Data Lake Query Optimization
This document mainly introduces optimization methods and strategies for querying lake data (Hive, Iceberg, Paimon, etc.).
Partition Pruning
By specifying partition column conditions in queries, unnecessary partitions can be pruned, reducing the amount of data that needs to be read.
You can use EXPLAIN <SQL>
to view the partition
section of XXX_SCAN_NODE
to check whether partition pruning is effective and how many partitions need to be scanned in this query.
For example:
0:VPAIMON_SCAN_NODE(88)
table: paimon_ctl.db.table
predicates: (user_id[#4] = 431304818)
inputSplitNum=15775, totalFileSize=951754154566, scanRanges=15775
partition=203/0
Local Data Cache
Data Cache accelerates subsequent queries accessing the same data by caching recently accessed data files from remote storage systems (HDFS or object storage) to local disk.
The cache feature is disabled by default. Please refer to the Data Cache documentation to configure and enable it.
HDFS Read Optimization
In some cases, high HDFS load may cause long delays when reading data replicas from HDFS, slowing down overall query efficiency. HDFS Client provides the Hedged Read feature. This feature can start another read thread to read the same data when a read request exceeds a certain threshold without returning, using whichever returns first.
Note: This feature may increase the load on the HDFS cluster, please use it judiciously.
You can enable this feature in the following way:
create catalog regression properties (
'type'='hms',
'hive.metastore.uris' = 'thrift://172.21.16.47:7004',
'dfs.client.hedged.read.threadpool.size' = '128',
'dfs.client.hedged.read.threshold.millis' = "500"
);
-
dfs.client.hedged.read.threadpool.size
: Represents the number of threads used for Hedged Read, which are shared by an HDFS Client. Typically, for an HDFS cluster, BE nodes share one HDFS Client. -
dfs.client.hedged.read.threshold.millis
: The read threshold in milliseconds. When a read request exceeds this threshold without returning, Hedged Read is triggered.
After enabling, you can see related parameters in the Query Profile:
-
TotalHedgedRead
: Number of times Hedged Read was initiated. -
HedgedReadWins
: Number of successful Hedged Reads (initiated and returned faster than the original request)

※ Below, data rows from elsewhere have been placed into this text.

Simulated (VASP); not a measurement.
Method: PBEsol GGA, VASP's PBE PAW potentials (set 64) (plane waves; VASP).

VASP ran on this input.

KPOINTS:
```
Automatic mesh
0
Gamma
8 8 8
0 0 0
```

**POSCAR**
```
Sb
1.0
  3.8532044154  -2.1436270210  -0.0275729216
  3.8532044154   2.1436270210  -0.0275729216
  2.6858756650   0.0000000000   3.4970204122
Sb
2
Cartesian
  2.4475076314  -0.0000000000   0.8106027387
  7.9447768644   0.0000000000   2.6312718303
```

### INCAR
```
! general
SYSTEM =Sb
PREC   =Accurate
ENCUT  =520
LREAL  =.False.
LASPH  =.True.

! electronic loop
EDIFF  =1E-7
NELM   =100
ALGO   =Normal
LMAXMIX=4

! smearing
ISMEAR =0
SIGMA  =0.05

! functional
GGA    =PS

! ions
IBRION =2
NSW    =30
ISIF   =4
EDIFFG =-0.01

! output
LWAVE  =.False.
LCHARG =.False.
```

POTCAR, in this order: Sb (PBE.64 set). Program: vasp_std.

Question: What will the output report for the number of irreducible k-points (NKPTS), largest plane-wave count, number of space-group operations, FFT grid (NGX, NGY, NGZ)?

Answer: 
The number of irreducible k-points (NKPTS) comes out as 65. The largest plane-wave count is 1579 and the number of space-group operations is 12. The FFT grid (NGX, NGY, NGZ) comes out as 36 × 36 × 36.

Note that these values are cumulative for a single HDFS Client, not for a single query. The same HDFS Client is reused by multiple queries.
Merge IO Optimization
For remote storage systems like HDFS and object storage, Doris optimizes IO access through Merge IO technology. Merge IO technology essentially merges multiple adjacent small IO requests into one large IO request, which can reduce IOPS and increase IO throughput.
For example, if the original request needs to read parts [0, 10] and [20, 50] of file file1
:
Request Range: [0, 10], [20, 50]
Through Merge IO, it will be merged into one request:
Request Range: [0, 50]
In this example, two IO requests are merged into one, but it also reads some additional data (data between 10-20). Therefore, while Merge IO reduces the number of IO operations, it may bring potential read amplification issues.
You can view specific Merge IO information through Query Profile:
- MergedSmallIO:
- MergedBytes: 3.00 GB
- MergedIO: 424
- RequestBytes: 2.50 GB
- RequestIO: 65.555K (65555)
Where RequestBytes
and RequestIO
indicate the data volume and number of requests in the original request. MergedBytes
and MergedIO
indicate the data volume and number of requests after merging.
If you find that MergedBytes
is much larger than RequestBytes
, it indicates serious read amplification. You can adjust it through the following parameters:
-
merge_io_read_slice_size_bytes
Session variable, supported since version 3.1.3. Default is 8MB. If you find serious read amplification, you can reduce this parameter, such as to 64KB, and observe whether the modified IO requests and query latency improve.